Overall, Couples, Awaken Your Love! is something of a mixed bag. Speaking as someone who has helped run parish marriage-enrichment programs over the years, it is not the first work to which I would turn. On the other hand, the book’s conjugal prayer plan (offered in an appendix) is quite good and is something I might use in a future marriage program. In any case, it is vital to heed the words of Cardinal Sarah. He writes, “St. John Paul II said repeatedly that ‘the future of humanity passes through the family.’” Further, “if the final battle between God and the kingdom of Satan concerns marriage and the family, it is urgent for us to realize that we are already in the center of this spiritual battle.”

Steeped in Stories: Timeless Children’s Novels to Refresh Our Tired Souls

By Mitali Perkins

Publisher: Broadleaf Books

Pages: 237

Price: $24.99

Review Author: Thomas Banks

In his essay collection The Lost Childhood (1952) Graham Greene observes that the reading that leaves the most indelible mark on our minds consists of those books we complete before our teenage years. From personal experience, I believe this is true. I was fortunate to receive my secondary education at a school in which we read Homer and Sophocles, Virgil and Ovid and Catullus, as well as Shakespeare and Milton. But the place my mind turns to when I hear or read the word Greece is the richly illustrated pages of D’Aulaires’ Book of Greek Myths, a favorite storybook of my elementary years. As for Shakespeare, I recall that on my first reading of Julius Caesar in fifth grade (or thereabouts), my reaction was that it wasn’t quite as good as Charles and Mary Lamb’s retelling in Tales from Shakespeare and was unforgivably devoid of pictures. Even now when I pick up Julius Caesar, the image that recurs upon reading Antony’s great speech is the accompanying illustration from the Lambs’ book, which I have not opened in a very long time.
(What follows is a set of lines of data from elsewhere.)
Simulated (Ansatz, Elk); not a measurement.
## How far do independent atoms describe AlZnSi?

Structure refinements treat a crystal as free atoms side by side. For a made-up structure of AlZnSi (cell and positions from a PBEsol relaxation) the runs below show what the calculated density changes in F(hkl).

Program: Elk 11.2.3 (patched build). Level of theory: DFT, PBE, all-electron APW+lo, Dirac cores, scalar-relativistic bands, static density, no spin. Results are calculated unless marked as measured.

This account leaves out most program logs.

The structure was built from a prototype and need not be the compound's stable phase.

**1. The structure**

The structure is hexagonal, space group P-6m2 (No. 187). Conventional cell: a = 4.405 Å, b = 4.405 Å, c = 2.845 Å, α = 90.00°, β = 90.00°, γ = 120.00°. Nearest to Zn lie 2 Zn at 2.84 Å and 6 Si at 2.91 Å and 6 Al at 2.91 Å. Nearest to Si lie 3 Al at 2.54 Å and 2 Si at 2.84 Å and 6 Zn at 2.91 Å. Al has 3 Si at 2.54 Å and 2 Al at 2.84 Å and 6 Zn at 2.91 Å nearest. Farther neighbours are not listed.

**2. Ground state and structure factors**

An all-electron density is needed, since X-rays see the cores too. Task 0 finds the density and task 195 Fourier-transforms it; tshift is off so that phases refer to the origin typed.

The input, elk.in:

Why this should be is not certain. Perhaps the egoism of adolescence and adulthood, when we become more prone to seeing ourselves as the main character of our own developing story, tends to dull our responsiveness to others. This is a sad price to pay for greater prudence, increased patience, and all the other gifts of growing up. Because of this, when I find in an interview or memoir a reflection on a writer’s influences, I am interested chiefly to learn what books formed the preoccupations of his childhood. Such an exploration appears in Mitali Perkins’s Steeped in Stories, wherein the award-winning author of several children’s books takes the reader into the world of her imagination’s beginnings — into the works that made her want to write stories of her own.

Perkins has, it appears, at least one formative advantage over other creative writers: She has lived in more worlds than one, having been born in West Bengal and settling in the United States, between which she spent much of her early life in places as diverse as Cameroon and Mexico. She begins the story of her youthful literary interests in the children’s section of the Queens Public Library, where she was “no longer trapped in chronological time nor in geographical space. I was visiting Jo and her sisters in nineteenth-century Concord…entering Narnia with Lucy and meeting Mr. Tumnus, sitting in Matthew’s buggy as Anne made her way to Green Gables.” The opening pages and those other parts in which Perkins describes (all too briefly) her travels and first fascinations with the world of stories are the most interesting and best written in the book. She has obviously lived more than a paper-and-ink existence, something that cannot be said of many writers today. I hope she might someday write, at greater length, the tale of her own life; I would much rather read that autobiography than my own.

Perkins’s purpose in Steeped in Stories is of a different order. Summarized briefly, it might be called “childhood inspirations recollected in maturity.” She has written an account not only of what Narnia, Middle Earth, and the March sisters meant to her when she first discovered them, but what they have come to mean to her nel mezzo del cammin di nostra vita (“Midway in our life’s journey”). We should grant, in the interest of critical justice, that this is not necessarily an easy task. It is difficult for an adult to write about any childhood preoccupation without coming across as something of a snob, and Perkins avoids the temptation to look down her nose at her young self in the days of past enchantments.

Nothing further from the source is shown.